26 February 2026

To regulate and develop the foreign exchange market, expand high-level opening-up, protect the legitimate rights and interests of all parties, prevent related risks, and promote the foreign exchange market to better serve the real economy, the People’s Bank of China has revised the “Interim Regulations on the Administration of the Interbank Foreign Exchange Market” and issued the “Regulations on the Administration of the Interbank Foreign Exchange Market” (“Regulations”), which came into effect on 1 February 2026. 

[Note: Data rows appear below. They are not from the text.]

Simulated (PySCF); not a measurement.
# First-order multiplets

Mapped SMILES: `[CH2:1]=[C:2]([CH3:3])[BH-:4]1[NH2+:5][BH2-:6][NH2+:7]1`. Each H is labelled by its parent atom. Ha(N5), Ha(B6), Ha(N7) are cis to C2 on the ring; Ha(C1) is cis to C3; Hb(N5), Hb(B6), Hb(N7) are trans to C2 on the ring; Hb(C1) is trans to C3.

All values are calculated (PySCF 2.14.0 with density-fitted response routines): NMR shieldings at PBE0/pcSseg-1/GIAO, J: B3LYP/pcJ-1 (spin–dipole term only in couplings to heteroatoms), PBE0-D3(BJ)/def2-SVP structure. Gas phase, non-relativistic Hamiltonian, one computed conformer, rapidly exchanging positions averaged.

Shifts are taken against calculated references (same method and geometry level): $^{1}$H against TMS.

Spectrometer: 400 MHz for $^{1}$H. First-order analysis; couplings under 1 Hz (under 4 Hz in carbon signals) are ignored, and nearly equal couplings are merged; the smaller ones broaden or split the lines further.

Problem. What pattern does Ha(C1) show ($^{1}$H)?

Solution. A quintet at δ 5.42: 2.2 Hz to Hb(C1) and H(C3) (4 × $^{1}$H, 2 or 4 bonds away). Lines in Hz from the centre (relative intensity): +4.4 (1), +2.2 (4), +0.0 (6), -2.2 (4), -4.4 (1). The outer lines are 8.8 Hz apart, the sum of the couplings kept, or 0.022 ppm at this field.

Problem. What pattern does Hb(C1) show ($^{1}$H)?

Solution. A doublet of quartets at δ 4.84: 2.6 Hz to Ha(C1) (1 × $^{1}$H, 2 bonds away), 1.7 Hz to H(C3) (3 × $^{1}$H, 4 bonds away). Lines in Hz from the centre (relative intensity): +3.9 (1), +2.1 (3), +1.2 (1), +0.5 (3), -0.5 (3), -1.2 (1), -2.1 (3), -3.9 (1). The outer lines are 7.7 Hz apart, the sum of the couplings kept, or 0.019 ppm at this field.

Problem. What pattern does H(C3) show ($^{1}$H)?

The key highlights of the Regulations include: 

  • strengthening the supervision of the interbank foreign exchange market by clarifying corresponding requirements in areas such as trading venues, qualification conditions, quotation standards, transaction clearing rules, information management, data services, and self-regulation, achieving full coverage of business supervision; 
  • maintaining the sound operation of the foreign exchange market by standardising the rights and obligations of interbank foreign exchange market infrastructure, domestic and foreign financial institutions, money brokerage companies, and financial information service providers, requiring adherence to the principles of openness, fairness, impartiality, and good faith, and protecting the legitimate rights and interests of market participants; and 
  • promoting the high-quality development of the interbank foreign exchange market by supporting foreign exchange market infrastructure to continuously enrich trading and clearing products, currencies, and methods according to market demand, and facilitating financial institutions to provide foreign exchange services to their clients. 

Going forward, the People’s Bank of China and the State Administration of Foreign Exchange will continue to improve the management of the interbank foreign exchange market, deepen the development of the foreign exchange market, and maintain the sound operation of the foreign exchange market.